HIDDEN IN PLAIN SIGHT

The history of our country and slavery is mixed.

On the one hand, from the sixteenth century, we were one of the great slave nations, exchanging our manufactures for captive Africans and conveying them to slave plantations in the Americas and Caribbean. The ships that brought the slaves returned with the cotton they picked for the weaving mills of industrial Britain.

Our wealth was at the expense of men, women and children who were treated as property – bought and sold at the whim of their masters.

On the other hand, we produced William Wilberforce, MP for Yorkshire, whose Christian faith caused him to question slavery and who eventually persuaded parliament to abolish first the trade in slaves and then slavery itself in 1833. He died three days after the Act was passed.

We thought we would never see slavery in Britain again.

However, the chances are that we have all seen a slave, and some of us have met one. No, we don’t see people with shackles round their necks and the name of their owner branded across their chest.

Modern slavery is hidden.

We now know that women in particular are being brought from poor parts of the world to this country to work as slave labour.

They are housed in cramped and squalid conditions and set to work by those who control them in warehouses and nail bars, for minimum wages, which will be seized for rent anyway.

I met one when I went with police to break into a house where cannabis was growing. He was the ‘gardener’, caring for the plants. He had been trafficked from North Africa.

Why do they put up with it?

The reason is fear. They fear what may happen to them or their relatives if they do not co-operate. And awful though their living conditions are, they may be worse where they come from and they fear being sent home.

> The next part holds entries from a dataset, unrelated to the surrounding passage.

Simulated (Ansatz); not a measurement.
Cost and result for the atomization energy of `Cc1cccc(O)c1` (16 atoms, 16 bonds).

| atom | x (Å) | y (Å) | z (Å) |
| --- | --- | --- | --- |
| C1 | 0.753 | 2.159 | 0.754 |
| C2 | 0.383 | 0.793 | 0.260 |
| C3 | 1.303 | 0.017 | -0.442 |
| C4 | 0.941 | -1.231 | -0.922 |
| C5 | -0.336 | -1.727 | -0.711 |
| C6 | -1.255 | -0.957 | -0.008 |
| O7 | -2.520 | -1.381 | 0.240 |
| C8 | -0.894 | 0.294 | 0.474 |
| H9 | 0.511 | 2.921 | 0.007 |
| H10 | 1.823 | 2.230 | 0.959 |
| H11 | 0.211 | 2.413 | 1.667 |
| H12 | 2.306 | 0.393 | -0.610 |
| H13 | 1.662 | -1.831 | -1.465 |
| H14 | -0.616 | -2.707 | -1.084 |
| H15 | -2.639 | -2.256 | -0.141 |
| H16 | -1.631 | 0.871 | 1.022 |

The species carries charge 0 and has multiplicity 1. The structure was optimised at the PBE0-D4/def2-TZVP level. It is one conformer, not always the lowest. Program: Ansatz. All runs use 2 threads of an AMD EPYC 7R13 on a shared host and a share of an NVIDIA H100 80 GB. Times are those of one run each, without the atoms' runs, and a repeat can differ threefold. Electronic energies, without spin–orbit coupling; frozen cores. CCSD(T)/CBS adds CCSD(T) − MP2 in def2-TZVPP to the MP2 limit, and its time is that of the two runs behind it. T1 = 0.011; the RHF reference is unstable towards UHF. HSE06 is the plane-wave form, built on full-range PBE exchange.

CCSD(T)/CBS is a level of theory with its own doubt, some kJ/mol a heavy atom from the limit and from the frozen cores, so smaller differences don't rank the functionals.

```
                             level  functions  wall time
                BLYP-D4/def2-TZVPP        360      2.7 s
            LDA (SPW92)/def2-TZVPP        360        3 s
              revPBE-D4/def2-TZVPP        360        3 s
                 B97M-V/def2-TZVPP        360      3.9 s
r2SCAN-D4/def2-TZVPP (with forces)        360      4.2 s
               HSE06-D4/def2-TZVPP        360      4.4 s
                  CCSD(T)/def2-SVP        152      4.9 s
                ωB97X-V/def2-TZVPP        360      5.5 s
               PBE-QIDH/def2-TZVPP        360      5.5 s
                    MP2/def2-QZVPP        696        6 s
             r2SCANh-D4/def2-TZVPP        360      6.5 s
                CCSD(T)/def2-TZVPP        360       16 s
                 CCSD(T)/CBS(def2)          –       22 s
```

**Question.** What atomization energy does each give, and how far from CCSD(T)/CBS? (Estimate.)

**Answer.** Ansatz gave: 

They were often tricked into coming here with the idea of a better life. Trafficking is very cruel.

The police have a duty to find the modern slave owners and traffickers and bring them to justice.

But they need help finding them. Where are people living? Where are they working?

In other words, we must all be vigilant, thinking more carefully about what we see going on around us. Modern slavery may be hidden, but it is hidden in plain sight.